Yes but is that cost reduction more important than a possible year headstart over the competition?

 

[Grall]

one X is still 40 bit memory adressing ... And Yes I dont know how much silicon more would be used if 48 bit addressing but SURE no benefit at all from that...

Yours is a dead horse... Please stop beating it. Move on to another topic of discussion, you're just creating noise.

 

[3dilettante]

yes 3dilettante... But consider ALL the extra memory controller wiring needed for ALL the APU 40 bit vs 48 phisical adressing... how much extra silicon is needed ? With that extra maybe a couple of Jaguar core can be build... Sorry for making devil advocate...

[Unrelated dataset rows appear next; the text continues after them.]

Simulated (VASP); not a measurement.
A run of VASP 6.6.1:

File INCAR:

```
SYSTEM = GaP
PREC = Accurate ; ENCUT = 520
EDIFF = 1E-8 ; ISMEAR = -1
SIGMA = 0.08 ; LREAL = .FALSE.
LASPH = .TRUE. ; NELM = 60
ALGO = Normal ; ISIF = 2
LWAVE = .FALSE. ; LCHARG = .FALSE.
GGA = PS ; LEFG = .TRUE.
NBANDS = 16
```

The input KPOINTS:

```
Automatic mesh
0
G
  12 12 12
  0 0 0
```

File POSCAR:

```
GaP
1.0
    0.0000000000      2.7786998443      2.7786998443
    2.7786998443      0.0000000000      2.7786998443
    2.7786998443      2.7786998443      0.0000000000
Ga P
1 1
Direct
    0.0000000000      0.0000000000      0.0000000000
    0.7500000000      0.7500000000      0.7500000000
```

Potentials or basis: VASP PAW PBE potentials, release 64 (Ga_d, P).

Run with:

For the memory controllers, I'm not entirely sure that would change as much as you think if their area went to zero. The extra 8 bits isn't impactful for much of the system, and the controllers themselves are more readily adjusted to a system that knows that even 40 bits is overkill.
The areas potentially impacted are the incrementally larger translation buffers and cache structures for tags within the core and cache sections. Some of the structures use hashes, which means they wouldn't be scaling by 20%.
Many of these are the small rectangles next to the big rectangles that make up the arrays in the die shots for the core complexes, and a few small rectangles in the little rectangles in the core areas. Overall it's a minor part of a minority of the die, and while there may be some benefit in the most tightly constrained parts of the pipeline, that would have been more difficult multiple nodes ago when it was 40, so some of that would have been compensated for by now. At that point, it's also not significantly changing anything, the operations for 40 and 48 are not different, just mildly larger in a few spots.

External to the TLBs and tags, there can be some entries in the IOMMU that might be mildly larger. The GPU's virtually addressed cache hierarchy doesn't need the physical address bits.
The rest of the system can be changed to be aware that the system it's in doesn't need the extra bits. There have been examples of CPUs in the past that dropped some of the external address bits, as they weren't intended for systems that needed full addressing. Many of the VM data structures are already formatted to take up additional space, since AMD64 allowed for room to grow from 40 all the way to 52, if they ever opted for it.